Problem Description
Implement a multi-threaded web crawler that starts from a given URL (startUrl) and uses the blocking API HtmlParser.getUrls() to retrieve all URLs from a page. The crawler must only crawl URLs that share the same hostname as startUrl and must avoid processing the same URL more than once. The result should include all crawled URLs in any order.
Key Insights
- Use multiple threads to perform concurrent crawling, which speeds up the process over a single-threaded approach.
- Maintain a thread-safe set (visited) to ensure no URL is processed twice.
- Utilize a work queue to manage URLs pending processing.
- Filter URLs based on the hostname extracted from startUrl.

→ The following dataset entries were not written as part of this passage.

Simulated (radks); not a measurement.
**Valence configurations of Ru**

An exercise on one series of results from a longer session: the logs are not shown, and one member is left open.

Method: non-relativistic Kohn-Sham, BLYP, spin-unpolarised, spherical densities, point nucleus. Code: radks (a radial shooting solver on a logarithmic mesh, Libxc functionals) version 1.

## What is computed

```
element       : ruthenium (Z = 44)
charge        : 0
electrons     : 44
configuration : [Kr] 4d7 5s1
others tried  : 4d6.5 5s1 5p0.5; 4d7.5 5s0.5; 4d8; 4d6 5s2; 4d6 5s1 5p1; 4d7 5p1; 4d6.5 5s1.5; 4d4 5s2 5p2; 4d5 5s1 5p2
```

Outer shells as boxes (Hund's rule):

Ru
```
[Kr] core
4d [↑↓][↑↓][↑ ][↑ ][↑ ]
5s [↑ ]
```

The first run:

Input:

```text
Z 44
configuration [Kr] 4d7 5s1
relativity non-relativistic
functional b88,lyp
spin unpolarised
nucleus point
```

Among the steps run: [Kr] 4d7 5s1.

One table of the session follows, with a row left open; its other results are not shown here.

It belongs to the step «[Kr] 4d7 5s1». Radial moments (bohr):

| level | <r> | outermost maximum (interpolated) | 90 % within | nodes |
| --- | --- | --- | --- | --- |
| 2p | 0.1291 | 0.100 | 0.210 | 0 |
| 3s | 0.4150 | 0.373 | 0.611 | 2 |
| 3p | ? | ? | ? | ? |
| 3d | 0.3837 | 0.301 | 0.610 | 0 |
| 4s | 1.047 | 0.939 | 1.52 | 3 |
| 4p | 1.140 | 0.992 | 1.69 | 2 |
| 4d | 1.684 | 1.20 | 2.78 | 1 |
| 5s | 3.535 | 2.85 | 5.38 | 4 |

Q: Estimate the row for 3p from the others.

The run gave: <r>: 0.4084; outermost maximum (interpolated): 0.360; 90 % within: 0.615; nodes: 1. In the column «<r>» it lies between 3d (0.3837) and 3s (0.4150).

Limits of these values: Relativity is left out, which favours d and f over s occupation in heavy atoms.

- Apply synchronization (locks or concurrent data structures) to avoid race conditions when multiple threads access shared data.
Space and Time Complexity
Time Complexity: O(N) where N is the number of URLs processed, with additional constant factors due to threading overhead. Space Complexity: O(N) for storing the visited URLs and the work queue.
Solution
The solution initializes a shared work queue with the startUrl and a thread-safe visited set. Each worker thread dequeues a URL, retrieves its linked URLs via the blocking HtmlParser.getUrls() call, and filters the resulting URLs by comparing their hostnames with the start URL's hostname. New URLs that have not yet been visited are added to both the visited set and the work queue. The use of a thread pool or multiple worker threads along with synchronization ensures that the crawler processes URLs concurrently while avoiding race conditions. The approach follows a BFS-like pattern spread across multiple threads.